The inquiry also heard that the Department of Communications and the Arts had commissioned some modelling of the potential economic gains arising from improving Telstra's labour and capital efficiency.

This built on work done previously by EPAC and the Industry Commission and suggests that there are some significant potential gains to the wider Australian economy simply through improving Telstra's technical efficiency—that is, without taking account of likely changes to service offerings. This work was summarised as follows: for labour, efficiency gains of 15 per cent, 30 per cent and 45 per cent were modelled for the communications sector as a whole. These correspond to improving Telstra's ratio of access lines per employee to about 160, 190 and 220 respectively, adjusted for Telstra's market share.

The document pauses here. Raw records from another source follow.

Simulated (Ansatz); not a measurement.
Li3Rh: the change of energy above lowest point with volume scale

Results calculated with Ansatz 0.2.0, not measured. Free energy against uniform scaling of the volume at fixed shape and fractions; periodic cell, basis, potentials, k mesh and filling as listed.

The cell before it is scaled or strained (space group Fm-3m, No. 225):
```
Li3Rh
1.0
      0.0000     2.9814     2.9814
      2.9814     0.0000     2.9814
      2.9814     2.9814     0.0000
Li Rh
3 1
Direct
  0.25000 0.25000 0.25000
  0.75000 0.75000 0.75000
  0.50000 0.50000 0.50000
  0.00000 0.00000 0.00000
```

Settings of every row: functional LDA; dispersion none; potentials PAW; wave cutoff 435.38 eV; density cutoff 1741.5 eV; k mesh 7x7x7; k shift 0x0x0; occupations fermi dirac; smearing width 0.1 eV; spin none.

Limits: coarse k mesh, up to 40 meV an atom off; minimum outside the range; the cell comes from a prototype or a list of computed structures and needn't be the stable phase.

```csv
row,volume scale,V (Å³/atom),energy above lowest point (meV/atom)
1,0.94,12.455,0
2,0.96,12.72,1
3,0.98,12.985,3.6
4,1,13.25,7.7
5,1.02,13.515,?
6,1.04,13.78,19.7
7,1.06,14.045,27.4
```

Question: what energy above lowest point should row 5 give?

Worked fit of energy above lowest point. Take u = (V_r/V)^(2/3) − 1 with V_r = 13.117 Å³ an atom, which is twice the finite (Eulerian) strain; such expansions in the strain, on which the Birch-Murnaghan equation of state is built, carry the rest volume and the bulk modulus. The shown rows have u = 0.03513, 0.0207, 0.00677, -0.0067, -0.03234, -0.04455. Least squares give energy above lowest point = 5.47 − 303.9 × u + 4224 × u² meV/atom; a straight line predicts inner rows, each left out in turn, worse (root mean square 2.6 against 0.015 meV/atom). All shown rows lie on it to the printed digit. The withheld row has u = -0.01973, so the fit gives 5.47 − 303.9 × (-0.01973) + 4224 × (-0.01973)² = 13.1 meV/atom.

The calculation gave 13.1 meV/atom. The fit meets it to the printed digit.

For capital, efficiency gains of zero, 10 per cent and 20 per cent were modelled. Notably, the middle case scenario—a 30 per cent gain in labour efficiency and a 10 per cent gain in capital efficiency spread over four years—indicated the following. Private consumption, which is an indicator of living standards, would increase by $1.7 billion or a permanent 0.6 per cent gain. There would be an 11 per cent fall in the long run price of communications services. An associated gain in the economy wide GDP peaking at 0.5 per cent—that is, $2.4 billion—by the year 2002-3 would moderate to 0.35 per cent—or $1.7 billion—in the long run and on a continuing basis.

A decline in employment in the communications sector of 17.5 per cent would be offset by increases in other sectors in the long run. The economy wide gain would be $3 per employee per week in 1995-96 prices. Allowing for the limits of modelling of this type, there are clearly significant benefits to the economy, businesses and consumers from increased efficiency in Telstra and the communications sectors generally.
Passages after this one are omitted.